Ponzi schemes seem to be more and more common over the last few years.  Whether the ponzi scheme is a multibillion dollar scheme, or a smaller scheme involving several thousand dollars, they all share certain common characteristics.  The most common characteristic among ponzi schemes is that they tend to show their investors relatively consistent gains, even when the markets are extremely volatile.  For example, during the tech bubble burst in the early 2000s, Mr. Madoff reported steady gains of about 12% or so a year.  Most experienced and some inexperienced investors are probably consciously or subconsciously aware that those types of consistent gains, during a recession, should raise some eyebrows.  The reason Mr. Madoff could perpetrate his fraud for so long, however, is that investors let their greed blind them to common sense.  In essence, investors should remember that if an investment opportunity seems to good to be true, it probably is and investors should be cautious.
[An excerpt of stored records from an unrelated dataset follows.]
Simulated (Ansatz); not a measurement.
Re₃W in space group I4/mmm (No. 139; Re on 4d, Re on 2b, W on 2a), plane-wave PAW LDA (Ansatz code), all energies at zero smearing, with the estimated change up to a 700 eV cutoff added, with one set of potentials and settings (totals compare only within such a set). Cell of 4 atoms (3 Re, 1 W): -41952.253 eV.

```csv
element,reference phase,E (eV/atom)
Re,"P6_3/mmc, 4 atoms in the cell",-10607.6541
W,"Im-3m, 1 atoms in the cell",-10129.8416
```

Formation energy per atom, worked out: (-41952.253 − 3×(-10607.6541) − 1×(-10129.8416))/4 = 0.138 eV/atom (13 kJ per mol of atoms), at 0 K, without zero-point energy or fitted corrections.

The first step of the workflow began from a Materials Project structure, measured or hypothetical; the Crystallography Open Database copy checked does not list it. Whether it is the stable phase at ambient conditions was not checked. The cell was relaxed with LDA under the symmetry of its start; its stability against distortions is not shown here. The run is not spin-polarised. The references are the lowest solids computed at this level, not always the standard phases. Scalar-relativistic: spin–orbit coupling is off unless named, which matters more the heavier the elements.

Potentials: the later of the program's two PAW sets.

Another common characteristic is that many of the investors in a ponzi scheme tend to be from the same affinity groups, such as social, economic, religious or cultural.  In the Madoff scheme, nearly all of the investors were wealthy individuals or charities.  Many investors unknowingly invest in a ponzi scheme through the recommendation of a friend or relative.  As a result, investors often fail to do their normal due diligence because they are disarmed by their friend’s or relative’s glowing recommendation of the investment.  Investors should remember to do their normal due diligence before investing in a fund based on any recommendation.

There other common characteristics of ponzi schemes include complex or secretive investment strategies, issues with paperwork and difficulty receiving payments.  Although legitimate funds could, from time to time, share some of these characteristics, it is important that all investors follow the advice of a former president, “trust but verify”.